We start with first principles. The Constitution creates a Federal Government of enumerated powers. As James Madison wrote, “[t]he powers delegated by the proposed Constitution to the federal government are few and defined. Those which are to remain in the State governments are numerous and indefinite.” The Federalist No. 45, pp. 292-293. This constitutionally mandated division of authority “was adopted by the Framers to ensure protection of our fundamental liberties.” “Just as the separation and independence of the coordinate branches of the Federal Government serves to prevent the accumulation of excessive power in any one branch, a healthy balance of power between the States and the Federal Government will reduce the risk of tyranny and abuse from either front.”

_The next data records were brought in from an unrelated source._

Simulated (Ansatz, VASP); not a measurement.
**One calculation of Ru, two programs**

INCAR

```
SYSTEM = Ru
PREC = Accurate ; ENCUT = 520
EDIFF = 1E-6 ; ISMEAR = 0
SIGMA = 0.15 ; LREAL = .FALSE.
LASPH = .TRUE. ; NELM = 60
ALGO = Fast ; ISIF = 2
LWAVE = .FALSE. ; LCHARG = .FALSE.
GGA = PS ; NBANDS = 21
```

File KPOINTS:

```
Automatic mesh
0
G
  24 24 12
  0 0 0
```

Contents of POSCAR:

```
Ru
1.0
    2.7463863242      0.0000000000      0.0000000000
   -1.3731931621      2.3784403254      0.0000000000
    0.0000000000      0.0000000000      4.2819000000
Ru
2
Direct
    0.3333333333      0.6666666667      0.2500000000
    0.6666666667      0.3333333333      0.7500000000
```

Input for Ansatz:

The Constitution delegates to Congress the power “[t]o regulate Commerce with foreign Nations, and among the several States, and with the Indian Tribes.” The Court, through Chief Justice Marshall, first defined the nature of Congress’ commerce power in Gibbons v. Ogden, 9 Wheat. 1, 189-190, 6 L.Ed. 23 (1824):
“Commerce, undoubtedly, is traffic, but it is something more: it is intercourse. It describes the commercial intercourse between nations, and parts of nations, in all its branches, and is regulated by prescribing rules for carrying on that intercourse.”
The commerce power “is the power to regulate; that is, to prescribe the rule by which commerce is to be governed. This power, like all others vested in Congress, is complete in itself, may be exercised to its utmost extent, and acknowledges no limitations, other than are prescribed in the constitution.” The Gibbons Court, however, acknowledged that limitations on the commerce power are inherent in the very language of the Commerce Clause.
“It is not intended to say that these words comprehend that commerce, which is completely internal, which is carried on between man and man in a State, or between different parts of the same State, and which does not extend to or affect other States. Such a power would be inconvenient, and is certainly unnecessary.
“Comprehensive as the word ‘among’ is, it may very properly be restricted to that commerce which concerns more States than one. . . . The enumeration presupposes something not enumerated; and that something, if we regard the language or the subject of the sentence, must be the exclusively internal commerce of a State.”